Moonfall-s flat on its face

The big budget box-office bomb doesn't live up to its planetary scope

Mitchell Hall
7th March 2022
Credit: IMDb
The latest Roland Emmerich release featured more disaster at the box office than in the film itself, much to Emmerich’s annoyance clearly, as he went on to blame the flurry of hyper-successful Marvel films for “Ruining our industry”.

The failure of his new ‘high-concept’ disaster film to land with audiences may be down to Emmerich falling out of touch with his audiences after a long and successful career. It is truly ironic that a director known mostly for big-budget blockbuster disaster films is attacking an apparent lack of imagination, stating “nobody does anything original anymore.”

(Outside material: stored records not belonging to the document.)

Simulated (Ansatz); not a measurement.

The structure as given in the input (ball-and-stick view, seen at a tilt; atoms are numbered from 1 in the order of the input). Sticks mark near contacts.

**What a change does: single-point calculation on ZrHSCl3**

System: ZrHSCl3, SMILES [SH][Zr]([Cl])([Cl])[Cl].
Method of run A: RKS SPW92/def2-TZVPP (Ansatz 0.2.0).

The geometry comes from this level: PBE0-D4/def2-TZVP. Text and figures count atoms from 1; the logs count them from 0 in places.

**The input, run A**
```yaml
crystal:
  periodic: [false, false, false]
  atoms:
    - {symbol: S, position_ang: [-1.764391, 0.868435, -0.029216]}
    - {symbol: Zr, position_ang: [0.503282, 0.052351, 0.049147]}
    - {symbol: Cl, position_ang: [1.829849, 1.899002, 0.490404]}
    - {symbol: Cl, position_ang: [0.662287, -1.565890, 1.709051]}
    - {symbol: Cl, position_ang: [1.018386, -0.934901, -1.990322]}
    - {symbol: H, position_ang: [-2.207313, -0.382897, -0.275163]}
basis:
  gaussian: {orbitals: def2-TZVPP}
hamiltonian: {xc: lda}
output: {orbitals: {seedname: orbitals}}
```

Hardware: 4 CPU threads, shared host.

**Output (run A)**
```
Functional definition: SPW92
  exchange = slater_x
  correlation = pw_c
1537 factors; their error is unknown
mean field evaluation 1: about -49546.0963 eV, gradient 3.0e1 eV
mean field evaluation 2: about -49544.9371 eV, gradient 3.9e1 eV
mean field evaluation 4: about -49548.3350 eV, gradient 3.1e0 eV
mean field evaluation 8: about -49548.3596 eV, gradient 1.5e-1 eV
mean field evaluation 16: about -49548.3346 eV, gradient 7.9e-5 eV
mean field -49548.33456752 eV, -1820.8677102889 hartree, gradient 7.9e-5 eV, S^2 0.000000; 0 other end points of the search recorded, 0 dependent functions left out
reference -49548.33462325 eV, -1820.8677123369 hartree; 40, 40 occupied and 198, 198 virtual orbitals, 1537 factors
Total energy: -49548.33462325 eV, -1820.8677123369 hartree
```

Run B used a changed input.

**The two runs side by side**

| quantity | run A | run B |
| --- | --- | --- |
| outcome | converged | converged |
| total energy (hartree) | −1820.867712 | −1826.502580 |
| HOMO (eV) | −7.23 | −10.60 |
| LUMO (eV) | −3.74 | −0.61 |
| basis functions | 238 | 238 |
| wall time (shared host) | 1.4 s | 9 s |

Halle Berry And Patrick Wilson, Credit:IMDb

With that revelation, let’s look at this CGI heavy Emmerich disaster epic featuring an estranged father attempting to save the lives of his somewhat ungrateful children through unlikely connections with friends in high places, whilst conveniently being unable to save the one threat to their position as the sole father figure to their kids. Because we have never seen that from him before.

Spoilers ahead for those of you who still want to watch the film after that introduction, as this movie features a truly bizarre plot full of twists that change everything (everything in the film which we did not care about that is).

Its opening isn't actually terrible

The film’s cold open features the unforgiving vacuum of space, accompanied of course by the singing of Africa by Toto by three astronauts, little do they know they are about to be attacked by what looks like an aggressive cloud of static, sending Patrick Wilson’s character into the ship but firing his friend into the endless abyss. It’s a horrifying situation and actually not a terrible opening to the film, and as the protagonist sees the swarm burrow into the moon’s surface, I had some hope for the next two hours.

That didn’t last long, Wilson’s character (Brian Harper) ends up fired as nobody believes him, including his close colleague whose wedding we are clunkily told he attended in exposition, the betrayal it seems was meant to be built up but falls fairly flat here as Harper does his best impression of a genuinely unhinged individual, both at his own tribunal and the court appearance of his troubled son (named Sonny… yet again Emmerich showing us how originality is done) years later. This earns Sonny, played by Charlie Plummer, a trip to jail, and an understandable renewed dislike of his father.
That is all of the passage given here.